When I lived in Manhattan, I lived my entire daily life within a one-mile radius of my apartment, occasionally venturing to destinations 2-10 miles away (by transit) on weekends. All the same, I had access to an infinitely richer variety of destinations in this environment than during my previous life in So-Cal exurbia, where drives of 20-30 miles (or more) were the norm.
Asking poppy producers, "Do we need more heroin?"
Sixty years ago, when I was a toddler, we had a functioning, reasonably efficient, national mass transit system powered by electricity, coal and/or oil, depending upon which portion of the system you used and where you lived. The most urban and cost-efficient portion was purposely destroyed by American auto makers and the institutional predecessors of many of those now being asked to comment on its resurrection. It's no surprise, therefore, that highway officials continue to think of some variation of the automobile as the only workable transportation model. If the only tool you have is a hammer, every problem begins to look like a nail.
"Miles traveled" figures used by critics of mass transit will be misleading for quite a few years to come because, in many parts of the country, there's simply no alternative to the automobile or truck. When there's only one commuter line for an entire metro area, the laws of physics, if nothing else, prevent it from carrying the majority of commuter traffic. That's not a flaw in commuter rail, it's a flaw in the public policies that leave most workers, suburban and urban, with virtually no alternative means of transportation except the automobile.
One of the few commentators to acknowledge this talks about similar thinking a century ago resulting in massive investments in horses and buggies, and I think that comment is spot-on. Rail service isn't a panacea, and since we've destroyed much of what's necessary to make it usable again (at the hands of Big 3 corporations now seeking our tax dollars to rescue them from their own failed model), reviving a viable mass transit system will be expensive, but if we fail to take advantage of this opportunity, we'll be dooming ourselves to a second-rate economy for decades to come, risking our national security unnecessarily, and reinforcing an already-worrisome dichotomy in our social fabric between the "haves" and the "have-nots."
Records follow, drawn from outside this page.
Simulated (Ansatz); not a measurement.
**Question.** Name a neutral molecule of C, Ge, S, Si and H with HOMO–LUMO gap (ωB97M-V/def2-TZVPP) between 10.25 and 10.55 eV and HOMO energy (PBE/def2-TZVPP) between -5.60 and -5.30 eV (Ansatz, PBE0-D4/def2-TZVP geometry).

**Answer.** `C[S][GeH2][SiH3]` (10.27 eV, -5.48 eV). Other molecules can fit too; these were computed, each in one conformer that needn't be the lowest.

Much of what we call "suburban" is, in truth, "exurban," and feasible only because of cheap energy. Cheap energy seems more likely to be going the way of the dinosaur, so efficient use of what we have should become increasingly paramount. At the moment, there is no mode of transportation that even comes close to rail transit in terms of energy efficiency expressed as cost per passenger-mile or ton-mile of freight. I don't advocate abandoning highway funding altogether — I live in an area with limited pubic transit of any kind, though that's changing, and I'm still dependent on an automobile for transportation myself — but as a society, we must begin to wean ourselves from a transportation system that's inherently inequitable and inefficient in its use of resources, and that, in the process, promotes inefficiency in land use and other segments of economic activity and public policy. And that's before we even begin to look at environmental impacts...
Spot on!
The response from thephotoguy is so true, it's almost painful. Of course it looks like we need more cars, because we approach the entire problem from the perspective of automobile mobility - reduce traffic congestion, reduce delay, etc... And he's right, if we have a massive underinvestment in transit, then of course it will not be a viable alternative to the private automobile.
We have to rethink almost everything when it comes to urban development, and we need to redefine what we want our cities to be. If all we build is isolated pods of residential, commercial and industrial development that are connected by freeways, then of course a car will be the only option. But these land use patterns are not sustainable, so we'd better get going on building and retrofitting our cities so that they can grow organically, and so that the only connections between areas are not just freeways.
Public transit can be incredibly efficient, but not if we build only for cars. If you try to provide transit service in a very car-oriented development, all you end up with is an expensive, inefficient, and inconvenient service. But for many people transit is an absolute necessity, so we need to start building differently, and make transit service issues an integral part of the design of any development. And by that. I don't just mean providing space for stops at big-box power centres. Developments need to be designed so that transit routes into, out of and through developments are efficient, fast and convenient.